Sasha: Defender or helper of human kind.
Where did that name come from?
How did I come up with it?
These are three questions I get from people when I either come out to a friend or random people that ask on social media. I try my hardest to articulate the short version but there is so much more to the name and why I picked it. Being a transgender women I have held onto this name for dear life promising to never let it go! Being stuck in the closet you only have a few things that can give you comfort and Sasha gave me hope that someday I would be called by such a beautiful name.
Sasha, the name comes from Russia and was used as a gender neutral name that later turned into Alexandra and now days Alexandra is used more-so then Sasha. It gives such a pretty flowery warmness inside of me that I’m awestruck I get to use it out in the open now and people are calling me by Sasha. It brings tears to my eyes because a name is what you are given at birth weather you like it of not and is a powerful form of identity, my birth name has always bothered me. Looking at its meaning and looking at who I am it fits way too well because I’m a social justice warrior who wants human kind to succeed abundantly.
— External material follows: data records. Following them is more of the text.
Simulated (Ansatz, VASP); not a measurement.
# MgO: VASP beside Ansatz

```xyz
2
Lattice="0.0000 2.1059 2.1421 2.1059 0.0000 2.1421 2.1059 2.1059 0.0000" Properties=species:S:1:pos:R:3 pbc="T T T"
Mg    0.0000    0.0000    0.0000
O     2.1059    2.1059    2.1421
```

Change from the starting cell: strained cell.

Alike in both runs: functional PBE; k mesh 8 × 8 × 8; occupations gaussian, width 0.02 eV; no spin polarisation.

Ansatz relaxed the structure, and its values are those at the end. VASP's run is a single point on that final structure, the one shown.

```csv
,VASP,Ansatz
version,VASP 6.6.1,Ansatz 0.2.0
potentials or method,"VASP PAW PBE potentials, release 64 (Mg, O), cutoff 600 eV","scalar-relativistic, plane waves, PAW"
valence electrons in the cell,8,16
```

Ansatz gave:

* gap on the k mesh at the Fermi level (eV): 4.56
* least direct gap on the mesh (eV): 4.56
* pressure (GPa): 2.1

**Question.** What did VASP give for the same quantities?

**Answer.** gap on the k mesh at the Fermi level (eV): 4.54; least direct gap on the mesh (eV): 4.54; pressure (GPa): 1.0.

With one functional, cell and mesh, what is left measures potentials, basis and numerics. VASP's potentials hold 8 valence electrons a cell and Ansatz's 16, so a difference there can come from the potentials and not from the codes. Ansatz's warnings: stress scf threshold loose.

I picked it up randomly one of the days I was home “sick” from school and wearing my moms clothes along with the most elegant pair of red heels. I still remember the dress I wore when I picked Sasha, it was a white maxi dress with an absolutely stunning floral pattern with pinks, reds, oranges, and purples. I would always wear that dress because my mom never wore it and it was stored away which made it easier to put on and put away. Along with the floral maxi and red heels I’d wear the most lush lipstick my mom had, it became one of my main activities while alone to get my lipstick just perfect because I would fantasize about kissing boys as a girl and feel so warm and cozy inside. The day Sasha came out was a truly magical day, wearing the dress, the heels, my lips where perfect and as I walked over to the mirror Sasha came spilling out of my mouth like a calm soothing waterfall. I looked in the mirror with a sureness I had never seen in myself before and continued saying Sasha over and over again till I wept. I wept most of that day because I was so confused and so happy at the same time. I didn’t know how to express because every time my dad would see me tear up he would say, “boys don’t cry, now man up boy no tears.” So, I kept Sasha and that day inside hoping one day I would be able to release her fully.
Sasha would scream so loud inside of me that it would hurt and caused the most intense depression. She needed to be set free, she needed validation, and she escaped in probably the most beautiful way possible. My dead name, the name I really started to loathe last year (2017) is going to be nothing but a memory some day and I could not be happier about that!